Experiencing bullying and forms of aggression in late adolescence and early adulthood is linked to a marked increase in the likelihood of having daydreams or fantasies about hurting or killing people, according to a new study.

It’s the difference between conditions that make people angry and upset, and those that make people vengeful

Manuel Eisner

While research has shown that significant numbers of people fantasise about inflicting harm, little is known about the processes behind such 'violent ideations'.   

A team led by a University of Cambridge professor tracked the self-reported thoughts and experiences of 1,465 young people from schools across the Swiss city of Zurich at the ages of 15, 17 and 20.

Researchers gathered data on whether violent thoughts had occurred in the last 30 days, and the types of bullying or aggression experienced over the last 12 months.

They used questionnaires to probe the levels of aggression (humiliation, beatings, murder) and imagined targets (strangers, friends) within young people’s darkest fantasies.

The team also asked about experiences of 23 forms of 'victimisation', such as taunts, physical attacks and sexual harassment by peers, aggressive parenting – yelling, slapping, hitting with a belt – and dating violence eg being pressured into sex.

While the majority of teenagers had been victimised in at least one way, experiencing a range of mistreatment was 'closely associated' with a higher likelihood of thinking about killing, attacking or humiliating others.

Boys were more prone to violent thinking in general, but the effect of multiple victimisations on violent fantasies was very similar in both sexes.

Among 17-year-old boys who had not been victimised in the preceding year, the probability of violent fantasies in the last month was 56%.

With every additional type of mistreatment, the probability of violent fantasies increased by up to 8%. Those who listed five forms of victimisation had an 85% probability of having had violent fantasies; for those who listed ten it was 97%.

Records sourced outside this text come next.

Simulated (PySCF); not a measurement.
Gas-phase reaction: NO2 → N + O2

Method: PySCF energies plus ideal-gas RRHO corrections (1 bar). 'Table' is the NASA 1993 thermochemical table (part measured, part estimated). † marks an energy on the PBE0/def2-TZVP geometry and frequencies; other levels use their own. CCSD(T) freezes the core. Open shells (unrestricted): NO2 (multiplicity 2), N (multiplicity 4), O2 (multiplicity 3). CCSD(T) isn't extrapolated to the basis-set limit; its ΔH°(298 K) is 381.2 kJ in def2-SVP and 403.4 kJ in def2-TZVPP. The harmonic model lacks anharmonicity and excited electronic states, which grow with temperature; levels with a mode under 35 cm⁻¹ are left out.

Among girls the same age, no victimisation experience had a violent fantasy probability of 23%, which increased to 59% in those who listed five types of mistreatment, and 73% in those who said they had suffered ten.

“One way to think about fantasies is as our brain rehearsing future scenarios,” said Prof Manuel Eisner, Director of Cambridge’s Violence Research Centre and lead author of the study published in the journal Aggressive Behavior.

“The increased violent fantasies among those who experience bullying or mistreatment may be a psychological mechanism to help prepare them for violence to come,” he said.

“These fantasies of hitting back at others may have roots deep in human history, from a time when societies were much more violent, and retribution – or the threat of it – was an important form of protection.”

According to Eisner, the research hints at the extent of violent ideation in societies as seemingly peaceful as Switzerland – with murderous thoughts surprisingly commonplace.

“About 25% of all 17-year-old boys and 13% of girls reported having at least one fantasy of killing a person they know during the past 30 days. Close to one in five of all the study participants at that age. These thoughts may be deeply troubling to those who experience them,” he said.

The team – including researchers from the University of Zurich, University of Edinburgh, University of Utrecht, University of Leiden, and Universidad de la Republica – collected and analysed a wealth of data.

As such, they were able to filter out and ‘control’ for other possible triggers for violent thinking in the teenagers. For example, they found that socio-economic status played little role in violent fantasy rates.

The study also shows that 'adverse life events' such as financial troubles or parental separation had no significant impact. “Thoughts of killing others are triggered by experiences of interpersonal harm-doing, attacks on our personal identity, rather than noxious stimuli more generally,” said Eisner.

“It’s the difference between conditions that make people angry and upset, and those that make people vengeful.”

By following most of the teenagers to the cusp of adulthood, researchers could track patterns over several years. Overall rates of the most extreme thoughts decreased by the age of 20: only 14% of young men and 5.5% of women had thought about killing someone they know in the past month.   

However, the effects of victimisation on violent fantasies did not lessen as they grew up, suggesting the intensity of this psychological mechanism may not fade.   

“This study did not examine whether violent ideations caused by victimisation actually lead to violent behaviour. However, a consistent finding across criminology is that victims often become offenders, and vice versa,” said Eisner. 

“Fantasies are unrestrained, and the vengeance taken in our minds is often wildly disproportionate to the real-world event which triggered it.

“Studying the mechanisms behind violent fantasies, particularly at a young age, may help with targeted interventions that can stop obsessive rumination turning horribly real.”